On Monday 16 January 2012, keith wrote:
> I built a storage server to run the Bacula storage daemon on.  My plan
> was to boot of a usb key then to use the four 2TB sata disks that are in
> the server as a softraid raid 5 volume. The server in question is a dell
> poweredge R310, i3 CPU 540 @ 3.07GHz with OBSD 5.0 amd64.
>
> I put the OS onto the usb key but the softraid 5 volume seemed realy
> slow. Sftping files over the local network to the servers softraid
> volume was taking ages. So as I was short of time I just rebuilt the
> server installing OBSD into one of the sata disks wd0
>
> Later I connect to the server and made a raid5 volume on the remaining
> three disks but the speed was really slow to I tried a raid1 on two of
> the disks and that works fine speed wise.
>
> I've tried to get some stats to figure out what's going on
>
> raid 5 (wd1, wd2,wd3) Time for newfs command to complete = 1 min 14 secs
> raid 5 (wd1, wd2,wd3) Time to copy 2.3G file from wd0 onto the softraid5
> disk = 5 mins ish
>
> raid 1 (wd1, wd2) = 1.8TB  Time for newfs command to complete = 4 secs
> raid 1 (wd1, wd2) copy 2.3G Time to copy 2.3G file from wd0 onto
> softraid disk = 25 secs

RAID 5 with softraid(4) is not ready for primetime - in particular it does not 
support scrub or rebuild. If you have a single disk failure you will get to 
keep your data, however you will need to dump/rebuild/restore.

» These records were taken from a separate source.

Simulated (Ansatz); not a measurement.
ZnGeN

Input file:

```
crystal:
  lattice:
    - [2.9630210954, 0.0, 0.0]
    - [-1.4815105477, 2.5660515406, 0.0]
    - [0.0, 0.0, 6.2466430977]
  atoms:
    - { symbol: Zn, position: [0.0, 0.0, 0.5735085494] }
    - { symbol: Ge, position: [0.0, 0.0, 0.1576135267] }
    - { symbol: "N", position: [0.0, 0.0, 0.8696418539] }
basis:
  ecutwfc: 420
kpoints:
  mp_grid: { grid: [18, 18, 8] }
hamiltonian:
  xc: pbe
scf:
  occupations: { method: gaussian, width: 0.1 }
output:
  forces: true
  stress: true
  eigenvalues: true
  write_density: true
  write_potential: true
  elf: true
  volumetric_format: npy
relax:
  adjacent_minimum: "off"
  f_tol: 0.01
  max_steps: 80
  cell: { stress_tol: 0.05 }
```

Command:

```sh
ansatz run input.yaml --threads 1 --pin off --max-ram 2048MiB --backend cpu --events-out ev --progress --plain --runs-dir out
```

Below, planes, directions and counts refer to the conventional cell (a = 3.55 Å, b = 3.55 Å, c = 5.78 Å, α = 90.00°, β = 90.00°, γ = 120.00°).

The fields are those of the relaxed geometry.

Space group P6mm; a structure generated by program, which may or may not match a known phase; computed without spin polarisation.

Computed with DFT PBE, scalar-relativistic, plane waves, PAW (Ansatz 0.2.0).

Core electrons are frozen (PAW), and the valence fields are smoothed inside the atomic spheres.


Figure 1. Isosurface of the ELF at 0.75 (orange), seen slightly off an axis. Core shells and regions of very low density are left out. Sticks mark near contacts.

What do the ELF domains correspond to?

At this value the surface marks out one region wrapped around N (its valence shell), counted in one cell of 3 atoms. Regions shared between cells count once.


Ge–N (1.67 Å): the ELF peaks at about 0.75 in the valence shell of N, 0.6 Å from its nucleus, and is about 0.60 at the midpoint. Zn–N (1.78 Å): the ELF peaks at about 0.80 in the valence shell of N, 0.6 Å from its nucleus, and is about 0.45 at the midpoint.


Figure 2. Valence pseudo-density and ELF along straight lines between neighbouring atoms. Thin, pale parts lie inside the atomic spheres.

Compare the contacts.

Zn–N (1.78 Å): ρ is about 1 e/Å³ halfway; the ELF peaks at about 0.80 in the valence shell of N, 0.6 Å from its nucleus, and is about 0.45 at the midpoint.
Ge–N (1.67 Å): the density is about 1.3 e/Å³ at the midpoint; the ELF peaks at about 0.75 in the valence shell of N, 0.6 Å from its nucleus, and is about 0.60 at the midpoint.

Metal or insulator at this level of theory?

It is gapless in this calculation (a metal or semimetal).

I'm not specifically aware of performance issues, but I'm not entirely 
surprised either - I'll try to take a look at some point. RAID 5 writes will 
be slower, but not that much slower...

> As this point I though I'd try raid0 but the server went and hung for
> some reason.
>
> #bioctl -d sd0
> #bioctl -c 0 -l  /dev/wd2a,/dev/wd3a softraid0 < It hung on this
> command.... Won't know what happed till I get to the datacenter.

I'm guessing that you did not clear the existing RAID 1 metadata first, in 
which case you'll probably have a divide by zero with a trace that ends in 
sr_raid1_assemble() - there is a bug there that I hit the other night.

> Idealy I wanted one large disk but if can't get a quick raid5 working I
> will just use two softraid raid 1 disks and work around it. Does anyone
> have any suggestions  ?

I'd stick with RAID 1 - you can use more than two disks, which will give you 
increased redundancy and should improve read throughput. Obviously you'll 
have less capacity though.
-- 

    "Reason is not automatic. Those who deny it cannot be conquered by it.